He started our visit by saying, “I don’t even know where to begin. I can barely keep up with the pace and all the messiness around this change we are going through.”
The company was going through a major restructuring to meet new market expectations. This included many old and new people moving into new jobs plus lots of systems being changed. Along with all of the positional changes, this particular leader was working with new teams and new expectations, more complicated metrics, more diverse primary and secondary customers, plus more unknowns than knowns overall.
As we visited, he realized that he and his teams were going to have to expect more “surprises” and uncertainty. They were at the beginning of the change cycle rather than at the end.
After listening and getting a sense of the big picture, my two initial thoughts were the following. First, as the Irish poet David White has pointed out, “Our language is not large enough for the territory in we have entered.” We are struggling to find the words to describe what is happening within and outside ourselves, our organizations and our teams. Some of the old words just don’t capture what is happening without significant “unpacking” or sharing.
Second, John Paul Lederach wrote in his book, The Moral Imagination: The Art and Soul of Building Peace (Oxford University Press, 2005): “Centuries ago the apostle Paul described our world as a community wracked with unrelenting pain. “The whole creation grows,” he wrote, “with labor pains until now.” (Romans 8:22) The metaphor suggests that humanity lives in a time of great pain and great potential. Birth is simultaneously pain and potential, the arriving of that which could be but is not yet. I believe the human community still groans with pain today. We seek a birth of something new, a creation that can break us out of the expected. We seek the creative act of the unexpected.” The challenge of this “creative act of the unexpected” is that it can be overwhelming, draining and lonely when one is the leader.

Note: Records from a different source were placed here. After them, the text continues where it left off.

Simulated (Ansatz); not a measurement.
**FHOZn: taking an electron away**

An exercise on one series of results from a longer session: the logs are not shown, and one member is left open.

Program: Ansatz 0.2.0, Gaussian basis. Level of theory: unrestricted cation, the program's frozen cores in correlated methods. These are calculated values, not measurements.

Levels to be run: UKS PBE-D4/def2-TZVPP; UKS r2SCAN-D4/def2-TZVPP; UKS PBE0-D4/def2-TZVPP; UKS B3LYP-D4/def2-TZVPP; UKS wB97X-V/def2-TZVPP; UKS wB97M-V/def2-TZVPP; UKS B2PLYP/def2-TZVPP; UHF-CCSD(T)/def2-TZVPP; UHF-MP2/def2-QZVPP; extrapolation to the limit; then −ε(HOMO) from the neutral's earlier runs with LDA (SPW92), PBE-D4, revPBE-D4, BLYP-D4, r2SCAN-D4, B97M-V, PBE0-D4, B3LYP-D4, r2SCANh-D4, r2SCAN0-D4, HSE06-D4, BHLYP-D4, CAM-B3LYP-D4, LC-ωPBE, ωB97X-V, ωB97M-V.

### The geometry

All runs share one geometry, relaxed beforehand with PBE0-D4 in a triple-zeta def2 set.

When I step back and look at the big picture across multiple companies and multiple industries, I notice the rise of some interesting trends. First, a lot of re-planning is happening right now. Many leaders feel that their organizations are in a period of crisis and they desperately do not want this to damage them permanently.
Furthermore, many leaders are struggling with disjointed incrementalism, i.e. they know where they want to go, but are not sure exactly how to get there. The result is that they are perplexed but not confused. They worry about the uncertainties and difficulties of this time period, but they are not confused about what is most important.
Next, many leaders are worried about a long term growth stall-out, i.e. a continued drop in revenue, growth or both that could happen over an extended period of time. They understand that the growth engine that powered the company to success has stopped working right now, but are unsure if it is no longer viable in the long term. They are also recognize that the real problem could be that the business environment is too complex and that bureaucracy is slowing everything down.
The outcome of the above is that many leaders are guiding their companies through a planning and action process which results in preventing problems before they become bigger problems, especially the problems that could define the future in a permanent manner. To a degree, everyone and everything feels like we are in state of permanent crisis.
With this in mind, we need to remember that leaders working through a crisis understand that a crisis has two distinct phases. The first is that emergency phase, where your task as a leader is to stabilize the situation and buy time for the team and the company. The second phase is the adaptive phase. Here, you tackle the underlying causes of the crisis and build capacity to thrive in a new reality. The adaptive phases is especially tricky, notes Ron Heifetz, Alexander Glasgow, and Marty Linsky in their article called “Leadership in a (Permanent) Crisis” (Harvard Business Review, July-August 2009), because “people put enormous pressure on you as the leader to respond to their anxieties with authoritative certainty, even if doing so means overselling what you know and discounting what you don’t.”
The above authors remind us that leaders “face two competing demands. They must execute in order to meet today’s challenges. And they must adapt what and how things get done in order to thrive in tomorrow’s world.” As they continue, “You need to confront loyalty to legacy practices and understand that your desire to change them makes you a target of attack…. As you consider eliminating practices that seem ill suited to a changing environment, you must distinguish the essential from the expendable…. What is so precious and central to an organization’s identity and capacity that it must be preserved?” In short, the authors explain that “… the dual goal of adaptive leadership: tackling the current challenge and building adaptability.”
Our challenge as leaders is that when we grasp this perspective, we have a problem which few talk about but many know. As Jim Mattis and Bing West write in their excellent book, Call Sign Chaos: Learning To Lead (Random House, 2019): “Business management books often stress centralized planning and decentralized execution. That is too top-down for my taste. I believe in a centralized vision, coupled with decentralized planning and execution.” To have the capacity to create a centralized vision and then live with decentralized planning and execution is not easy for most leaders. It goes against so much of what they have learned and experienced.
So, given all of the above, I have a question for all of you this week: Where do you get your good and/or new ideas from as you plan for the future? From my experience, I see the best leaders generate them after visiting with a wide network of diverse people and diverse resources. This week I encourage you to seek out a broader network of people and to engage in good in-depth exploration and sharing. It will help you see the bigger picture, generate a centralized vision and over time give you the capacity to work with decentralized planning and execution.
P.S. If you are hungry for some fresh perspective and interesting new ways of thinking, I encourage you to consider reading the following short, but good book: Kleon, Austin. Steal Like An Artist: 10 Things Nobody Told You About Being Creative, Workman Publishing, 2012. It will get you thinking.